I used an Oveja Negra Snack Pack for my top tube bag. I originally planned on using a Rogue Panda Design Alamo, but I was looking for a bit more space so I went with the Snack Pack. In hindsight, I would have been fine with either bag. Whenever I carry a top tube bag, you will find all my snacks in it. Snickers, Gu shots, gummies, peanut butter bars, nut mix, and more. I relied on the 3 resupply checkpoints for warm food, so I did not carry too much at one time. It worked well, I just wish I ate less sweets and more salty food, but calories are calories, and they got me to the finish.
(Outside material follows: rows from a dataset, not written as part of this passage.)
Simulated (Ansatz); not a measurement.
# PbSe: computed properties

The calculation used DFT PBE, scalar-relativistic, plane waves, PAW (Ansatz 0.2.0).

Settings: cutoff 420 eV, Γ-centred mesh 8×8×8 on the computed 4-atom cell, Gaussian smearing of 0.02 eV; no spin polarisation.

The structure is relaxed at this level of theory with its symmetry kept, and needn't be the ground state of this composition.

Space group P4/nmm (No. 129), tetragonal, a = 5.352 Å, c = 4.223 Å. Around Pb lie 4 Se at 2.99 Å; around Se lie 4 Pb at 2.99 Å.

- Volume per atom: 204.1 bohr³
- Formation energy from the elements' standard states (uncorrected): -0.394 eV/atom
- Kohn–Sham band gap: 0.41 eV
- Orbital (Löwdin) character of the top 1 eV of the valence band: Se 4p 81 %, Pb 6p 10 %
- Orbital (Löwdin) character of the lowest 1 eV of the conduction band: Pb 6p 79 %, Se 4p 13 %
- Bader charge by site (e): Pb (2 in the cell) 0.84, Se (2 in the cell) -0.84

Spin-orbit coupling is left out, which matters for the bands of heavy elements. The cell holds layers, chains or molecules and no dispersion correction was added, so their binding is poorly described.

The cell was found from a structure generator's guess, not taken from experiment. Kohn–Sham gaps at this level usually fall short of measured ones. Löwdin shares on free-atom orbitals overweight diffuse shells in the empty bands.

Jones Bar BagFat Pursuit Gear List

The last piece of gear I used was the Bar Fly Bag Jones Banana Hammock. This pack is specifically built for the small space in your Jones Loop H-Bar. In this I stored toe warmer packs, my spare batteries (required gear) for all my lights, my battery for my AyUp, iPod Shuffle and headphones. I use toe warmers because it has the sticky membrane on one side. This way I can stick it to the inside of my pogies, top tube bag or Jones bar bag to thaw things out. DSC02220
Overall this setup worked great, I could have certainly dropped some weight, but some of the items would have been nice if I was in a pinch, and needed to lay down for a few hours. Luckily I never had to use my sleep system, but I arranged it if I had to, and If I end up doing the Iditarod Trail Invitational, I have a feeling I will want to pull the sleeping bag out once. I think having a harness handlebar system with separate dry bag would make taking out and repacking the bag that much easier, same with any harness saddle bag.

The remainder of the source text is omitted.